NEW YORK (TheStreet) -- The Office of the Comptroller of the Currency on Thursday proposed a new set of standards for the the large banks it regulates, outlining its expectations for enhanced governance and risk management, and setting up supervisor tools to make sure the standards are met.
Most media coverage of bank regulation focuses on the Federal Reserve and the Federal Deposit Insurance Corp. The Federal Reserve supervises major U.S. bank holding companies, while the FDIC has a supervisory role for all state-chartered commercial banks and thrifts, often taking the lead examination role.
But nationally chartered banks -- that is, the banks themselves, and not the holding companies -- are supervised by the OCC. The OCC also took over the supervision of thrifts -- savings and loan associations -- when it absorbed the Office of Thrift Supervision in 2011. The OTS had supervised Washington Mutual, which failed in September 2008 and was the largest U.S. bank or thrift ever to fail.
These are the largest four U.S. banks, by total assets, as of Sept. 30, all of which are regulated by the OCC, according to data supplied by Thomson Reuters Bank Insight:
- JPMorgan Chase Bank, NA, the main subsidiary of JPMorgan Chase (JPM), with total assets of $1.990 trillion as of Sept 30.
- Bank of America, NA, held by Bank of America (BAC), with total assets of $1.439 trillion.
- Citibank NA, held by Citigroup (C), with total assets of $1.335 trillion.
- Wells Fargo Bank NA, the main subsidiary of Wells Fargo (WFC), with total assets of $1.328 trillion.
The regulator also used some strong language, saying "each bank's board must ensure that the bank does not function simply as a booking entity for its parent and that parent company decisions do not jeopardize the safety and soundness of the bank. This often requires separate and focused governance and risk management practices."
Many major decisions -- including the market hedge trading strategy of JPMorgan Chase's Chief Investment Office, which led to over $6 billion in losses during 2012 -- are made at the holding company level. But a banking company's federally insured deposits are held within the actual bank charters, which the OCC regulates.
"The second expectation generally requires large institutions to have a well-defined personnel management program that ensures appropriate staffing levels, provides for orderly succession, and provides for compensation tools to appropriately motivate and retain talent that does not encourage imprudent risk taking," the OCC said. This would imply that compensation overly based on quarterly results will be discouraged.

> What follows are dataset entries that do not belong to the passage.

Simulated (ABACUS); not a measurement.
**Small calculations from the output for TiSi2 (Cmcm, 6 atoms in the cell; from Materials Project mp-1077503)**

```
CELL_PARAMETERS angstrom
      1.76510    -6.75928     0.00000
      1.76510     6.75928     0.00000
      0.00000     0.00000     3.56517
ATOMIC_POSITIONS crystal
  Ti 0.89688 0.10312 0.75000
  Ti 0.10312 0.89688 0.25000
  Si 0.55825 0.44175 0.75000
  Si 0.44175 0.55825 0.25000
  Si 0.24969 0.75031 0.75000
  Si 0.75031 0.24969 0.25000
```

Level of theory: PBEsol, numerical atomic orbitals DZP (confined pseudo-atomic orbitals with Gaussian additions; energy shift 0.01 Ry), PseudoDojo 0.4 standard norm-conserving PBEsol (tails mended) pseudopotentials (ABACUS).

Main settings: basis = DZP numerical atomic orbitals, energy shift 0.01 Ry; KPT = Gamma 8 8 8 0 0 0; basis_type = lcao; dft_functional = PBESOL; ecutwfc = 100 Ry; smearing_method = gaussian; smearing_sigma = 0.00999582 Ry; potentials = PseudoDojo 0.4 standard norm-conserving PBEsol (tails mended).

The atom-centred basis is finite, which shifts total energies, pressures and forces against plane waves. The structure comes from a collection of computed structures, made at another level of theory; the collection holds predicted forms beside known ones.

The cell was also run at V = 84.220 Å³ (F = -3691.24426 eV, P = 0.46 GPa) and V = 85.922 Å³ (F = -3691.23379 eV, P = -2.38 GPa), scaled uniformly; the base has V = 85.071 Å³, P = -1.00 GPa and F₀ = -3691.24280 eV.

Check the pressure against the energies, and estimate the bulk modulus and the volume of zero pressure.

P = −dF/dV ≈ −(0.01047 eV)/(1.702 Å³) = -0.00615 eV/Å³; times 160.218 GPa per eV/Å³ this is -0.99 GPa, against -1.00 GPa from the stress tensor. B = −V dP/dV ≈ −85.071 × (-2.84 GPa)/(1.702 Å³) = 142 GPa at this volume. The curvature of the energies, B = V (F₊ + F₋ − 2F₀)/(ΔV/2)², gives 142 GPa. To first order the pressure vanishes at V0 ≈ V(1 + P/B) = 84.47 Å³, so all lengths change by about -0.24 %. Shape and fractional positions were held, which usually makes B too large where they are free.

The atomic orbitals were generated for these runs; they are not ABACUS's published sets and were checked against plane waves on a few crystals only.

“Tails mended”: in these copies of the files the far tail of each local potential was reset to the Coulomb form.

The OCC's third expectation is for a large bank to formally state its "acceptable risk appetite," including setting benchmarks for capital strength, liquidity and earnings, along with "the amount of risk that may be taken in each line of business, and the amount of risk that may be taken in each key risk category."
The regulator's fourth expectation is for banks to have "reliable oversight programs," while the fifth expectation requires strong board of directors oversight, including a willingness to "provide a credible challenge" to the decisions made by senior management.
The rules also provide a quick path for the regulator to enforce the standards, including discretion to require written correction plans for the banks if standards are not met, and providing for a relatively short time frame for additional regulatory action if necessary.
"The standards announced today build on lessons learned from the financial crisis," said Comptroller of the Currency Thomas Curry in a press release. "They will contribute to a safer financial system for all of us by providing clear and enforceable standards for the risk management and governance of our largest institutions. They provide additional supervisory tools to examiners of large national banks and federal savings associations, and they will measurably enhance our supervision of these institutions," he added.